Divide and throw

Solid waste segregation at source is set to become mandatory in Sector V with companies generating 100-plus kilos per day having to manage on their own

By Brinda Sarkar in Calcutta
  • Published 21.06.19, 3:39 PM
  • Updated 21.06.19, 3:39 PM
  • 3 mins read
  •  
NDITA chief Debashis Sen addresses representatives of Sector V offices at the meeting cum workshop Picture by Brinda Sarkar

Sector V offices will now have to segregate their waste before dumping. While some companies have already gone green vis-a-vis waste management, the authority has now assigned one agency to educate other companies about the process and another to audit the waste leaving their premises.

The initiative began with a meeting cum workshop by Nabadiganta Industrial Township Authority (NDITA) that was attended by representatives of several Sector V offices.

“The idea is to try to be ‘zero waste’,” said Debashis Sen, chairman NDITA. “Unlike in residential areas, most of Sector V’s waste is “dry”, comprising paper, plastic etc. “There a few eateries that generate food waste but the quantity is not significant. So we have not installed a composter machine yet.”

Earlier this year New Town introduced solid waste segregation at source and Sen, who is also chairman of New Town Kolkata Development Authority, informed that two composter machines had already been installed there. “In Sector V, we are building a dry waste segregation centre in AQ Block,” he said. From there materials would be sold to dealers.
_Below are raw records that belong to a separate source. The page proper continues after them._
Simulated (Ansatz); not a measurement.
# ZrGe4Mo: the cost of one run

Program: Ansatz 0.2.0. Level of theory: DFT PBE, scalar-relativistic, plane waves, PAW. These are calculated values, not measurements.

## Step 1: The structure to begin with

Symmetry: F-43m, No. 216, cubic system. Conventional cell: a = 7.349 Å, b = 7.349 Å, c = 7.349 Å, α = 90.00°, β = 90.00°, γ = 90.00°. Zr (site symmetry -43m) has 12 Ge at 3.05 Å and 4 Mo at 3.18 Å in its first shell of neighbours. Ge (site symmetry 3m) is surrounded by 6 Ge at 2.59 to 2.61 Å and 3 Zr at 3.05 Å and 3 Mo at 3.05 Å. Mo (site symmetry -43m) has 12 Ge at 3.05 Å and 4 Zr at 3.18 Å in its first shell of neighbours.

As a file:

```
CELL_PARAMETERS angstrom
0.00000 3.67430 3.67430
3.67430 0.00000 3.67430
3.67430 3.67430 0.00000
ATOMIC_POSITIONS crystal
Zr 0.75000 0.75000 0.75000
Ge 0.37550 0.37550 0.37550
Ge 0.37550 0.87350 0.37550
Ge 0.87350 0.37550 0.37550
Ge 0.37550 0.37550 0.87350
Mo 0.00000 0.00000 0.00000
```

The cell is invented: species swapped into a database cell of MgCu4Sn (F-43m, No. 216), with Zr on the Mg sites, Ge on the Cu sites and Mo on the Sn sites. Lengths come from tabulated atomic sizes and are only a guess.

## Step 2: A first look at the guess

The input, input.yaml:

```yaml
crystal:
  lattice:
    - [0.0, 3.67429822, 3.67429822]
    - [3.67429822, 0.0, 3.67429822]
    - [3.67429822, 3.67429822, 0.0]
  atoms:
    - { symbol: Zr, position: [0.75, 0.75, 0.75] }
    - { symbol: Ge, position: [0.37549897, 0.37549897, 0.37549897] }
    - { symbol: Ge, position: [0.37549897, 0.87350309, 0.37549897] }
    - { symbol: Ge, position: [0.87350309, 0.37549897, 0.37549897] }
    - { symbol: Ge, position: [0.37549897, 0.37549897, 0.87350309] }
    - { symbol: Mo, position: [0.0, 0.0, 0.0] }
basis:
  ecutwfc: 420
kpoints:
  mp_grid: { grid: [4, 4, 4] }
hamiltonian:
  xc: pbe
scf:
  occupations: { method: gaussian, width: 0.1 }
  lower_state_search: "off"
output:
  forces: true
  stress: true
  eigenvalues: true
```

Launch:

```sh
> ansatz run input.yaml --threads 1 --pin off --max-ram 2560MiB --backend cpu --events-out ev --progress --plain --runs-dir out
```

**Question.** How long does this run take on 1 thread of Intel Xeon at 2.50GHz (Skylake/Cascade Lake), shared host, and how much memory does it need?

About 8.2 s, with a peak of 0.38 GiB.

In Sector V, Shreemitram Environ Management, led by waste management consultant Sanghamitra Mukherjee, will be interacting with facility managers at offices for the IEC (information, education and communication) and SN Greenovation Services, led by environmentalist and sustainable living consultant Sujata Nandy, will be auditing the same.

“Some large offices are already near-zero waste as their foreign clients require them to be environmentally conscious,” said Mukherjee. “We shall be holding workshops with up to 150 select offices after clubbing them as per their industries — IT, government sector, laboratories etc.”

The broad new rules for garbage disposal were laid out at the meeting cum workshop. “While wet waste will continue to be collected daily, dry waste such as paper and plastics will be picked up on Mondays, Wednesdays and Fridays in Sector V,” said Badri Narayan Kar, additional director, Institute of Local Government and Urban Studies, urban development and municipal affairs department. “Offices will have to segregate their waste and keep.”

But any hotel or organisation that generates 100kg of waste a day or more will have to manage its own waste by way of composting etc.

“As lifestyles improve, per capita waste increases, making solid waste management a challenge of modern civilisation. But the Solid Waste Management Rules, 2016 has clear directions and the national green tribunal is closely following these rules now. So the local body and you, the waste generator, have a responsibility towards this cause,” said Kar.

Kalyan Kar, an NDITA governing body member, added that implementing the system successfully will have not just a huge but global impact. “Sector V is the pride of Bengal but to remain admirable we must implement this,” he said.

Sen shared future plans in this field too. “These days people discard clothes and mobile phones after just a year,” he said. 

Waste segregation at Sen’s office in Mani Bhandar, Sector V
Waste segregation at Sen’s office in Mani Bhandar, Sector V Picture by Brinda Sarkar

“We shall soon introduce collection points in the township for people for donate old clothes and have an NGO pick them up to distribute to the needy,” he said.

He has a plan for old cell phones too. “We are speaking to a start-up on IoT (internet of things) that could use old phones for audio analytics. We could install them on roads to pick up audio signals. For instance, a person in distress may not come under the surveillance of a CCTV, but he/she screams, it would get caught on these phones and send alerts to us,” Sen explained.

While representatives of some companies said they had not given waste management much thought before, a few like Pradeep Kumar Sharma, facility manager of Wipro, said they are near zero-waste for a few years now.

“An NGO takes our dry waste and we give our e-waste (such as old keypad, mouse etc) to recyclers certified by the pollution control board. The only problem we face is with thermocol and styrofoam. We pour acetone on thermocol to reduce its size but don’t know what to do with styrofoam so send it to the landfill, via NDITA garbage collectors,” said Sharma.

Other companies like CTS and Srijan Park too explained how they have been trying to manage waste. Others asked how they can reduce the quantity of waste to which Nandy shared how she leads a 95 per cent zero-waste life (see box).

Several companies said they hand their dry waste over to recyclers, but Mukherjee asked them to ensure they take 100 per cent utilisation certificates from the recyclers. “Otherwise they take what’s valuable and dump the rest in the nearest empty plot, thereby defeating the purpose,” she said.